Photo: Diamond Development Initiative
Sustainable Development for Artisanal Diamond Miners
What is happening today in the diamond business? A few years ago the appalling human tragedy in Sierra Leone – fuelled by ‘blood’ diamonds – was front of mind. The international diamond industry, concerned that consumers would turn against its luxury product, joined governments and civil society in the Kimberley Process to eradicate the trade in conflict diamonds.
While we celebrate that unique tripartite collaboration, which now makes diamonds the most regulated of commodities, there remains deep concern over the problem and plight of the millions of people in Africa and South America who work as artisans (“diggers”) in the alluvial diamond and gold mining sector.
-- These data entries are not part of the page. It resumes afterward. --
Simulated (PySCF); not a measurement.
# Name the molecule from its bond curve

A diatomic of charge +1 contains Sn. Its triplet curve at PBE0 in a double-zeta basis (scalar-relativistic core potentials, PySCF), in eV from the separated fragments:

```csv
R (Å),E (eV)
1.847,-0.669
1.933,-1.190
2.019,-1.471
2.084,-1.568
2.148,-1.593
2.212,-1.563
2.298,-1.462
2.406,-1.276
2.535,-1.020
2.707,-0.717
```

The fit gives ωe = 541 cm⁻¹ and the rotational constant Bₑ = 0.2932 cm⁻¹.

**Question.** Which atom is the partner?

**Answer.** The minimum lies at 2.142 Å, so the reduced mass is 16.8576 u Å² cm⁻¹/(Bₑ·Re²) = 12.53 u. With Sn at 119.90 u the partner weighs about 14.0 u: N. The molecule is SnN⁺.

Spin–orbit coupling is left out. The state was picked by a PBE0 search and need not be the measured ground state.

The Kimberley Process does not address human rights abuses or social degradation. For the workers not much has changed, as they labour in arduous and highly dangerous conditions for paltry reward. Their communities are trapped in abject poverty, exploited and abused.
Just as those in the industry and in governments – spurred on by the NGOs – came to recognise the moral imperative to act decisively over conflict diamonds, we must now deal with this remaining injustice. In Africa alone at least one million diamond diggers and their families survive on an average of two dollars a day, unregistered, unregulated and unprotected. Approximately 15% of the world’s rough diamonds come from these sources. A similar situation exists in the gold sector, where an estimated 12% of global production is from artisanal miners, whose lives are further blighted by the uncontrolled use of mercury in gold recovery.
What is to be done? The Diamond Development Initiative (DDI) is a multi-stakeholder organisation that exists to address the political, social and economic challenges facing artisanal mining, bringing NGOs, governments and the private sector together to create sustainable development for the diggers and their communities.
DDI researches and disseminates information on the seemingly intractable challenges of artisanal mining. It promotes better understanding of, and solutions for, government and mining regulation, proper organisation of artisanal production, legitimate and transparent distribution channels, free and open markets for artisanal mined diamonds, and wide participation in the process, including not only governments and industry, but also the local communities themselves, donors and development organisations.
DDI is doing extraordinary and essential work in the field, with more than 100,000 diggers in the Democratic Republic of Congo already registered in a DDI led government scheme, and a development project in Sierra Leone which is empowering local diamond workers. These activities demonstrate that diamonds can provide a sustainable income for millions of people living in poverty in some of the most vulnerable places on earth.
‘Development Diamonds’ are produced responsibly and safely, with respect for human rights, with real benefits to the communities through the payment of fair prices, revenue for governments and recognition of the industry’s ethical integrity.
DDI is entirely dependent on the support and generosity of donors. It raised over US$600,000 last year from governments, industry bodies, companies and individuals, but it needs these funds every year just to maintain its current projects.